[Date Prev][Date Next][Thread Prev][Thread Next][Date Index][Thread Index]
Re: minor documentation suggestion for FS values and "whitespace" in gen
From: |
arnold |
Subject: |
Re: minor documentation suggestion for FS values and "whitespace" in general |
Date: |
Tue, 31 Mar 2020 04:19:54 -0600 |
User-agent: |
Heirloom mailx 12.5 7/5/10 |
Hi Ed.
I finally took a look at this. I don't see a need for major changes in the
doc. If you look at node "Fields" it says pretty clearly:
When @command{awk} reads an input record, the record is
automatically @dfn{parsed} or separated by the @command{awk}
utility into chunks called @dfn{fields}. By default, fields
are separated by @dfn{whitespace}, like words in a line.
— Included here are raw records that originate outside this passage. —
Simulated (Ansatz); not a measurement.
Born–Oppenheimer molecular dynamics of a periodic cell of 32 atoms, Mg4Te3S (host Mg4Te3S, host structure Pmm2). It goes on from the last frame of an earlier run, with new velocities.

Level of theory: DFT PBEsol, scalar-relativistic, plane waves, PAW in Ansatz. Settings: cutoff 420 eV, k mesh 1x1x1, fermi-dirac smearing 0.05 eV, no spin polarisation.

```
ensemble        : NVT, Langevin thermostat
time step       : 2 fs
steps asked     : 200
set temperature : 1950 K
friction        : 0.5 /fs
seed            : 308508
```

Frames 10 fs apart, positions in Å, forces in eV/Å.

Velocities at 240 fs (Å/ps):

Whitespace in @command{awk} means any string of one or more
spaces, TABs, or newlines; other characters that are considered
whitespace by other languages (such as formfeed, vertical tab,
etc.) are @emph{not} considered whitespace by @command{awk}.
The doc does not anywhere make a claim that the whitespace is related to the
regex character class [:space:] (which in fact, it is not), so I think this
was just your confusion.
Thanks,
Arnold
Ed Morton <address@hidden> wrote:
> I was just looking up which exact characters get included in the set of
> field separators when FS is " " (the default value) and got confused by
> this in the gawk documentation:
>
> Class Meaning
> [:blank:] Space and TAB characters
> [:space:] Space characters (these are: space, TAB, newline,
> carriage return, formfeed and vertical tab)
>
> FS == " "
> Fields are separated by runs of *whitespace*. Leading and
> trailing whitespace are ignored. This is the default.
> /(bold added by me)/
>
> I took the last statement above to mean that FS would be the set of
> characters defined by the [:space:] character class but it's not since
> FS doesn't include carriage return (\r) nor vertical tab (\v) (I didn't
> bother checking others)when FS is " ", neither is it the [:blank:]
> character class since it includes newlines (\n). Instead it seems to be
> [:blank:] plus newline and that's supported by the POSIX spec if we
> assume by <blank> they mean [:blank:]:
>
> ...by default, a field is a string of non- <blank> non- <newline>
> characters.
>
> But what does newline mean in all of the above? Is it always linefeed
> (\n) on all platforms or is it LF (\n) on UNIX and CRLF (\r\n) on
> Windows or something else? I really don't know.
>
> So - maybe you could update the documentation to say "Fields are
> separated by runs of the whitespace (i.e. [:blank:] plus linefeed
> characters)" or similar? I couldn't find anywhere in the documentation
> that states exactly which characters FS includes when assigned " " nor
> what exactly is meant by "whitespace" throughout the documentation and I
> think that one tweak to provide a clear definition of the term
> "whitespace" would clarify all of it.
>
> Ed.
>
>
>
>